Gunmen have entered the Radisson Blu hotel in Bamako, Mali’s capital, and are holding 170 hostages inside the hotel.
According to a statement from the hotel’s manager, the attackers have barred the hotel’s doors and are keeping 140 guests and 30 employees inside the hotel, which is near the city’s centre and is popular among tourists and expats.
A security source told Reuters that the gunmen shouted “Allahu Akbar” (“God is Great” in Arabic) on entering the hotel, and have released some hostages, including those able to recite verses from the Koran.
Thirteen people were killed in another attack in Sevare, another Malian town, in August.
Update: 21/11
Late on Friday, Malian special forces managed to enter the hotel and kill at least two of the gunmen. Nineteen other people were killed and seven were wounded.
Ibrahim Boubacar Këita, Mali’s president, declared a national state of emergency on Friday night.

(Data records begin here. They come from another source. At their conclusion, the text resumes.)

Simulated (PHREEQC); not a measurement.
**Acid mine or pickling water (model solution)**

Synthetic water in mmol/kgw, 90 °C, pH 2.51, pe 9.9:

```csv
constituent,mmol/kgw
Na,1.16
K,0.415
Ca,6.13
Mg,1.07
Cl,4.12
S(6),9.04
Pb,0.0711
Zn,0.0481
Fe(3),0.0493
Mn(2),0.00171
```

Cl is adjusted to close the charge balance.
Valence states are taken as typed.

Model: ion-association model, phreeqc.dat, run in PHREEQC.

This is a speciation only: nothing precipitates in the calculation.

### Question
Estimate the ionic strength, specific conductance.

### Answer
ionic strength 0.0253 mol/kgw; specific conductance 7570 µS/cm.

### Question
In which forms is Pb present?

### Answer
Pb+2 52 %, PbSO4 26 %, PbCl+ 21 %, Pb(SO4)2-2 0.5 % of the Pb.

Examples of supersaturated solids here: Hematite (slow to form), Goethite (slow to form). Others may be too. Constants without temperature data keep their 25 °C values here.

Meanwhile, Brussels is on lockdown in response to what the government is calling a “precise” and “imminent” threat of a Paris-style attack. Shopping centres are closed and the metro is not running.
There are reports of a suicide bombing in Cameroon which left 10 dead. Officials suspect this was the work of Boko Haram, the Islamist group who also set off a bomb in a market in Nigeria last week, killing 32.